The first episode begins with promise: painfully awkward banter between our soon-to-be lovers, dramatic lighting reminiscent of Euphoria and the introduction of Phil, a weird and light-hearted side character who you can tell will become a fan favorite. And then the “romantic” montage begins. 

It only lasts about a minute, but it completely misses the mark on what the viewer needs in order to become emotionally attached to the couple. After only one night together — George’s first sexual experience with a woman — it’s unbelievable that these two fall so deeply in love that George gives Mae a key to her apartment after only three months. 

That’s not to say the above scenario is impossible. But the show illustrates nothing of substance. Two people giggling, kissing and sleeping together did nothing to further the love story, one which quickly unravels and re-ravels and then unravels again. But each time it seems more superfluous. 

Why don’t they just break up? I asked myself as the two continued to bicker, not seeing eye-to-eye on almost every issue in their relationship. George wouldn’t tell her friends about Mae, Mae didn’t want to open up about her past as an addict — each argument ending with a mediocre apology and sex, without ever really solving the problems at hand. 

All the while, everything was incredibly predictable. Though dramatic at times, there was no shock value in Mae’s addiction; no overwhelming applause when George finally told her friends about her girlfriend. Mae’s chaotic energy was never meant for someone as meek as George. The two were doomed from the start and the entire plot relied on the wishy-washy nature of their relationship, which wasn’t very enticing.
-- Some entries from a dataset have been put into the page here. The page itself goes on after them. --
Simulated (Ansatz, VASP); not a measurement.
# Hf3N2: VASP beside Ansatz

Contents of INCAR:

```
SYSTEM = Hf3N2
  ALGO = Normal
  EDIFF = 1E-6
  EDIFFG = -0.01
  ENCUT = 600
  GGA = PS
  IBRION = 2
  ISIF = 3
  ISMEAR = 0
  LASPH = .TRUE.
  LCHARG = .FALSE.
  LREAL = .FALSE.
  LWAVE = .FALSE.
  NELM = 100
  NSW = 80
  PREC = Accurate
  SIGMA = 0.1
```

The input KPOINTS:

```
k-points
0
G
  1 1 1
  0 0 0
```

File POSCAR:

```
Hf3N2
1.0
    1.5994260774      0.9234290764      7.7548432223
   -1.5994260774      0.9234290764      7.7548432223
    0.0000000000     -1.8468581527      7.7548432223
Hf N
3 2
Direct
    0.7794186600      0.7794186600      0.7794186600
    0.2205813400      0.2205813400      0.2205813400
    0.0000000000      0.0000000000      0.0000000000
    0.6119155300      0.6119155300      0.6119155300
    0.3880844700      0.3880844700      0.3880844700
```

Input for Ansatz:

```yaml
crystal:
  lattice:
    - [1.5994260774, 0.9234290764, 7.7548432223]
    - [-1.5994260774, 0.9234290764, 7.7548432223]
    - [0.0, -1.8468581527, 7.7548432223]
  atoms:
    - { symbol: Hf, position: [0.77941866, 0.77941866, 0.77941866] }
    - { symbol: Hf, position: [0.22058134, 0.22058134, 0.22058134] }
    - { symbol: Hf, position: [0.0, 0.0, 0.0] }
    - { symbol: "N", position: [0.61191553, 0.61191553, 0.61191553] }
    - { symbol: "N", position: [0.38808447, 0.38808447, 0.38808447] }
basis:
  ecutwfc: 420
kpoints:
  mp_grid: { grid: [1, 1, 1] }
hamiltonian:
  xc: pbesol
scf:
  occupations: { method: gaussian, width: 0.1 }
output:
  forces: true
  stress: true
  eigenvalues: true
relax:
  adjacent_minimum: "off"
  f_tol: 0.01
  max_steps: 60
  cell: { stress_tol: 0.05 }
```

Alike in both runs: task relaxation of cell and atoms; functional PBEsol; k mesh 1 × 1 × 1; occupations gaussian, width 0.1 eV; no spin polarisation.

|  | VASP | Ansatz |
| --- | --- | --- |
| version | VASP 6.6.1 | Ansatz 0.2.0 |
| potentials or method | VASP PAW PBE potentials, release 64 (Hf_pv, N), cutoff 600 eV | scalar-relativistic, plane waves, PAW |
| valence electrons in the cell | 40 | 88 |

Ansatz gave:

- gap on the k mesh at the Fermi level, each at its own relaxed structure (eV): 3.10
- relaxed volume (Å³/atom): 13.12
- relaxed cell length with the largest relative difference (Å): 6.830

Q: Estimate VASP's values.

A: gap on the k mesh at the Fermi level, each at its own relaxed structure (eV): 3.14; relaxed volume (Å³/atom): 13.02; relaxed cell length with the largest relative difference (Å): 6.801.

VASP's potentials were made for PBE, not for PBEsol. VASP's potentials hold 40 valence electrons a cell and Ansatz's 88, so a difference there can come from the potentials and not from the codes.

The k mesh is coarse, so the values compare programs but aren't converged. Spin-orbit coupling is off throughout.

The two were constantly slipping through each other’s fingers, and maybe that was the point. But it was poorly executed. There was no motive to root for them as a couple. In other romances, it’s not uncommon to see a storyline where one person finally realizes they want to be in a relationship with someone, just to find out they have a new girlfriend. It happens in Friends, Jane the Virgin, New Girl and almost every rom-com I’ve ever seen. But here, it seemed like hard work to cheer them on. I didn’t ever pine for their connection.

In the season’s penultimate episode, George gets to the root of her and Mae’s issues. “Do I make you happy?” George asks, to which Mae responds, “Um, well I’m in love with you.” Mae says it with conviction, unaware that she hadn’t answered the question at hand. It finally becomes clear what’s been missing in their relationship all along: happiness. It’s the crucial missing link, all leading back to that poorly-constructed montage in episode one. 

No one is going to care about a TV couple with relationship issues if they aren’t invested in what was so great about the couple to begin with. All we saw were giggles and kisses, and then, all of a sudden, the two were moving in together and their problems began. It’s something that simply gets lost in the shuffle of today’s endless and mindless binge watching. 

This story could have been a book. It probably would have come across better in words. The heavy dialogue would have allowed the reader to focus in on the special moments. Mae’s thoughts and feelings could have exploded on the page as we got a deeper look into her mind. But in its current form, this show is a surface-level understanding of both characters, neither of whom are very likeable on their own or together.